Strategy: Be proactive. Take full advantage of the annual gift-tax exclusion each year. This can slash a future estate-tax bill or wipe it out completely.

If your family will still owe federal estate tax upon your death (see related article), the impact will be softened by the federal estate-tax exemption in effect for that year.

Caution: It’s best to start a gift-giving program while you’re in good health. Otherwise, the IRS may question its validity. In particular, the IRS is suspicious of certain “deathbed gifts” (see related article).

If you haven’t already done so, begin giving generous gifts to family members this year. Under the annual gift-tax exclusion, you can give each recipient up to $12,000 per year without paying any federal gift tax. This exclusion doubles to $24,000 a year for joint gifts by a married couple.

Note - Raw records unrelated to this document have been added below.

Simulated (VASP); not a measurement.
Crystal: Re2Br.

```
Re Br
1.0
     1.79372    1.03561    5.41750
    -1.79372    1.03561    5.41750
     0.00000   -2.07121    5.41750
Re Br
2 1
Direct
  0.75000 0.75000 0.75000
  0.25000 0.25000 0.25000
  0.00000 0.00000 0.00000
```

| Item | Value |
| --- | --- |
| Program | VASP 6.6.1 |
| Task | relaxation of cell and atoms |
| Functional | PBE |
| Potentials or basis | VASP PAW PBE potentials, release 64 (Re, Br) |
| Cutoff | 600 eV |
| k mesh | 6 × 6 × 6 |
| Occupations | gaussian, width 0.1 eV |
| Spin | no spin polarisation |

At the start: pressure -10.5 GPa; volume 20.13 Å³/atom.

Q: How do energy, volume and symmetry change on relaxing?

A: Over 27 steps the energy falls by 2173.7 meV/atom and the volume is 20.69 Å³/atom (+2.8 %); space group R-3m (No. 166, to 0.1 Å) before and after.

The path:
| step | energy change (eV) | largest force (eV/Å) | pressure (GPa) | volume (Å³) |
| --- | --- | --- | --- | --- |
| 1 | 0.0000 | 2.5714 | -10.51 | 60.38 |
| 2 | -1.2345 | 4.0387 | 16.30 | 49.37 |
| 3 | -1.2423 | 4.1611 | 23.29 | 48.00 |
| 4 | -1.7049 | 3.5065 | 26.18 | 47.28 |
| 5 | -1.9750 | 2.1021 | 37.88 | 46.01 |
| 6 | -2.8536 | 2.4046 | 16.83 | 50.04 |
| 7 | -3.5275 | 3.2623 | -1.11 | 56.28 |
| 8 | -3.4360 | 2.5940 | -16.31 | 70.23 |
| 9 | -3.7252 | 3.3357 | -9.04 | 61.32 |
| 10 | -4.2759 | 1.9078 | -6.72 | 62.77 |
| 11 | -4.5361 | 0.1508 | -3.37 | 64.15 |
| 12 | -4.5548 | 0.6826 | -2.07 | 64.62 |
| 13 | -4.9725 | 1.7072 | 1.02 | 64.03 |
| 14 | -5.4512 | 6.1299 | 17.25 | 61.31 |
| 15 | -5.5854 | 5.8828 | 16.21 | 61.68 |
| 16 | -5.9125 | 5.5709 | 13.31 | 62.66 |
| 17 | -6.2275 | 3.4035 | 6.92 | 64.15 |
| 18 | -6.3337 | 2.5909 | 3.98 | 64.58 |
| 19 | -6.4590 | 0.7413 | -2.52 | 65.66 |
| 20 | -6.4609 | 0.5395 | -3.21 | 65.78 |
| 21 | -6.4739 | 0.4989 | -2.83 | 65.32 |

Example: Say you have three adult children and seven grandchildren. If you and your spouse give each one the maximum $12,000 this year, you can transfer $240,000 ($24,000 x 10) free of gift tax. By systematically using this technique, you can reduce your taxable estate by $1.2 million ($240,000 x 5) in just five years.

What’s more, you also can use your lifetime gift-tax exemption of $1 million to shelter gifts above the annual gift-tax exclusion. But this reduces the available estate-tax exemption. Currently, the effective estate tax shelter is $2 million for decedents dying in 2007 with a maximum tax rate of 45%. The exemption amount is scheduled to increase to $3.5 million for 2009 before the estate tax is repealed in 2010—and 2010 only. Bad news: When the estate tax returns in 2011, the available estate tax shelter will be only $1 million.

Once you transfer amounts to family members through gifts, subsequent income generated by the funds is taxed to the recipients. Assuming most— or all—of the family members are in lower tax brackets than you are, the overall income-tax savings for the family can be substantial.

Caveat: To the extent that the unearned income of a grandchild under age 18 exceeds an annual threshold ($1,700 for 2007), the excess is taxed at the top marginal tax rate of the grandchild’s parents. Beginning in 2008, the reach of this so-called “kiddie tax” is generally being extended to children under age 19; under age 24 for full-time students (see SBTS, July 2007).